Bad Bunny performs during the Apple Music halftime show at Super Bowl LX between the Seattle Seahawks and New England Patriots, Levi Stadium, Santa Clara, Calif. on Feb, 8, 2026.

Bad Bunny’s Super Bowl halftime performance drew notice, with many conservatives criticizing elements of it—including his recent win at the Grammy Awards last week, where he took home the Album of the Year prize.

But while many fans shared their perspectives, despite claims of the show being “an affront to the Greatness of America,” one Republican critic is taking his disapproval further.

Rep. Andy Ogles (R, Tenn.) sent a letter to the House Energy and Commerce Committee on Monday evening, calling for an immediate inquiry into the National Football League and broadcaster NBCUniversal over their “prior knowledge, review, and approval” of what he alleged was “a performance dominated by sexually explicit lyrical themes and suggestive choreography.”

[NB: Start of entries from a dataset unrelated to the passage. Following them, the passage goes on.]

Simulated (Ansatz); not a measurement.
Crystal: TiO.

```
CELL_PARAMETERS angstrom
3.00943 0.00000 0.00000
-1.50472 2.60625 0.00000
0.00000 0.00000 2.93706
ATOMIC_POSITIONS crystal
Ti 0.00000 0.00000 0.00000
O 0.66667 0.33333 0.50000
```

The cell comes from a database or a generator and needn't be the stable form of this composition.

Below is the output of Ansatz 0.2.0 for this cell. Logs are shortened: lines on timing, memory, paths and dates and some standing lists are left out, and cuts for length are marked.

In his post, Ogles labeled the halftime show “pure smut” and claimed it featured “explicit displays of gay sexual acts, women gyrating provocatively, and Bad Bunny shamelessly grabbing his crotch while dry-humping the air,” adding that the singer’s mostly Spanish-language lyrics “openly glorified sodomy and countless other unspeakable depravities.”

The Tennessee lawmaker—whom Trump has called a “Conservative Warrior”—argued in his committee letter that songs in Bad Bunny’s set, including “Safaera” and “Yo Perreo Sola,” contained sexual references that would be “readily apparent across any language barrier.”

While Bad Bunny did perform parts of his song “,” which includes Spanish lines like “My d-ck is being chased and I want you to hide it” and “If your boyfriend doesn’t eat your ass / He better f-ck off,” he avoided singing the more explicit sections of those lyrics during the halftime show.

Rep. Andy Ogles (R, Tenn.) at the U.S. Capitol in Washington, D.C. on Feb. 25, 2025.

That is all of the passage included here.